Directions: Using the outlines below and write a college-level essay for your

Directions: Using the outlines below and write a college-level essay for your Exam #2 responses. Be sure to edit your work carefully…spell correctly, punctuate accurately, capitalize correctly, write clearly, and, most significantly, respond fully to all parts of the question. Avoid using my language (please do NOT quote me). Shape your responses in your OWN words. Write well, take your time, do a first rate job. I’m eager to read your work. Dazzle me with your brilliance.

7.) Describe the nature of the Whig Party. What interest groups were dominant in its leadership? Who were some of the party’s leaders and what were their policies? How did the election of 1840 reflect the power of the new democratic ethos?

The Whigs Notes professor urged to be hit

I. Introduction

A. Whig Party was a national party with support in every region

B. Whig Party successfully elected 2 presidents: William Henry Harrison and Zachary Taylor

C. Whig Party Origins: Early 1830s Opposition to Jackson and Democracy

D. Whig Party Dominated by Two Important Groups, both of whom find Jackson’s policies destabilizing

1. Northeastern Business/Commercial Interests: Bankers, Businessmen, Shippers, Merchants

2. Southern Planters (An historical term for what we might call today an “agri-businessman”)

a. Big Cotton Planters in the lower south

b. Big Tobacco Planters in Virginia, Kentucky

c. Big Rice and Indigo Planters in South Carolina

d. The guy with 500+ acres and 20 or more slaves to work them

3. In the 1960s, we’d have called them “The Establishment” (Folks with a lot invested in the status quo)

4. The “River Oaksies” of this world? Folks who have money and want to live in a world where they’re most likely able to keep it.

5. Have little use for all this Jacksonian talk of Rugged Individualism and the value of the Common Man

II. Whig Party Spokesman

A. Kentucky U.S. Senator Henry Clay “The Great Compromiser,” “Harry of the West,” “The Mill Boy of the Slashes”

B. By the 1830s Clay articulates the Whig economic alternative to Jacksonian Economic Democracy: “The American System” made of four parts

1. A High Protective Tariff, which will produce many positive results:

a.) Sectional Harmony: Northeast benefits with continued industrial development, South benefits through a growing domestic market from the workers in the northeastern factories for their agricultural goods, and the west benefits by a growing northeastern market for their raw material.

b.) Economic Independence: We have our own domestic industry, agriculture, and raw material, don’t need any other country for prosperity.

c.) The government derives income from the tariff which allows lower taxes and revenue for:

2. A program of Internal Improvements: roads, canals, harbors, transportation infrastructure for further economic development

3. A Central Bank to provide a stable business environment

4. If all this sounds familiar…good…it is just an updated version of Hamiltonianism

III. Problem for the Whigs

A. How does a party dedicated to the interests of the elite deal with America’s enthusiasm for democracy?
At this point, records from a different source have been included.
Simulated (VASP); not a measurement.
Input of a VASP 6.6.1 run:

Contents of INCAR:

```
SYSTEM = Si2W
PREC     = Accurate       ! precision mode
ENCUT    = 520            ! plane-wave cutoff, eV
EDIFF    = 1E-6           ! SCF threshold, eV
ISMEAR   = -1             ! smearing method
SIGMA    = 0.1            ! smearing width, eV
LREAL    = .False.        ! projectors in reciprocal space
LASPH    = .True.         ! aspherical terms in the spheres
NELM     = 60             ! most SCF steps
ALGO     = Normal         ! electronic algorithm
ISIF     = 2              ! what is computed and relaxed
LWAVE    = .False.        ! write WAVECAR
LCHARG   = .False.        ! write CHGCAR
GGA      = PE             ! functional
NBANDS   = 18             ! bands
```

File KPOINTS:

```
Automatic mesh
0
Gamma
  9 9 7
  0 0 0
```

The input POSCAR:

B. By the middle 1830s the answer is clear: adopt the rhetoric (language, imagery) of democracy

C. One of their spokesman, Calvin Colton, addressed this when he wrote, “Democracy is a word of deep meaning and great potency in America. No political party can dispense with it. Regardless of your political philosophy, be it the most radical or the most conservative, your best passport is democracy.”

IV. Whig Adoption of Democratic Rhetoric

A. Henry Clay gets a new nickname: “The Mill Boy of the Slashes” implying he was just a poor boy who’d come to greatness…it’s a fiction…he was comfortably born and became a Kentucky gentleman who’s Lexington estate “Ashland” had its own private horse racing track. (Nothing illegal or fattening about this, it’s just not exactly the home of an ordinary citizen.)

B. Mass. U.S. Senator Daniel Webster had once explained his political philosophy this way: “There is not a more dangerous experiment than placing property in the hands of one class and political power in the hands of another.” (In other words, the folks who own the country should govern it….the “yuppie golden rule” “He with the gold, rules.”) He lived luxuriously on his New Hampshire farm where he sat on the porch fondling his gold headed walking stick and gazing out over his acres, yet he was quoted in the 1830s saying, “Any man who calls me an aristocrat is a liar, and the man who makes that charge and refuses to come within the reach of my arm, is not only a liar, but a coward!”

C. Whigs learned that their most successful candidates were “backwoods types” who could sound “democratic” but voted Whig. The best example of this type was David Crockett.

1. Voted into congress from Tennessee

2. Began voting Whig, made a permanent enemy of Andrew Jackson

3. Defeated for congress, became an entertainer, teller of tall tales

4. Ultimately left Tennessee for Texas and became John Wayne…just kidding…was killed at the Alamo, but everybody knows that.

D. The ultimate adoption of the democratic rhetoric by the Whigs came in the Presidential Election of 1840

E. Democrats renominated Martin Van Buren for a second term (Jackson’s successor, in trouble thanks to the Panic of 1837 and subsequent economic depression)

F. Whigs bypassed Henry Clay for a hero of the War of 1812, William Henry Harrison

1. Nicknamed “Old Tippecanoe” because he defeated Tecumseh there

2. Advertised as a westerner since he owned land in Ohio (really the product of the Virginia aristocracy)

3. Sounds just like Andrew Jackson, except he’s a Whig!!

4. Campaigned on the catchy slogan “Tippecanoe and Tyler Too,” thanks to a Democratic Virginia Senator, John Tyler who switched to the Whig Party to accept their Vice Presidential nomination

5. Whigs tried to sell Harrison as a Whig version of Andrew Jackson and labelled Van Buren as a New York aristocrat…which was a complete fiction. His father’d been a barkeeper.

6. Results: Harrison elected the first Whig President, sworn into office in March, 1841 and died about a month later of pneumonia. Succeeded by Tyler who both parties hated (Democrats saw him as a turncoat, Whigs saw him as an opportunist…spent four years in the White House unable to do much of anything except make little Tylers…fathered nearly 20 children…with two wives, sequential not simultaneous…still ranks as the most reproductive president.)

IV. Conclusion

A. 1844 vividly demonstrates the permanent connection between democracy and American politics when the most anti-democratic political party must use it to gain office.

B. Former President John Quincy Adams, by this time serving in the House of Representatives from his home district, commented on the change brought about by the Jacksonian Era. Adams wrote in his diary (he’s an Adams, all Adamses keep diaries) about the 1840 election devoid of any substantive issues except who was the most representative of the common man and who was the most aristocratic, “Here is a revolution in American life. Politics, from now on, will have a broad base. Democracy is here to stay. Where will it all end?” I hope nobody digs him up and shows him how it’s evolved in the early twenty-first century.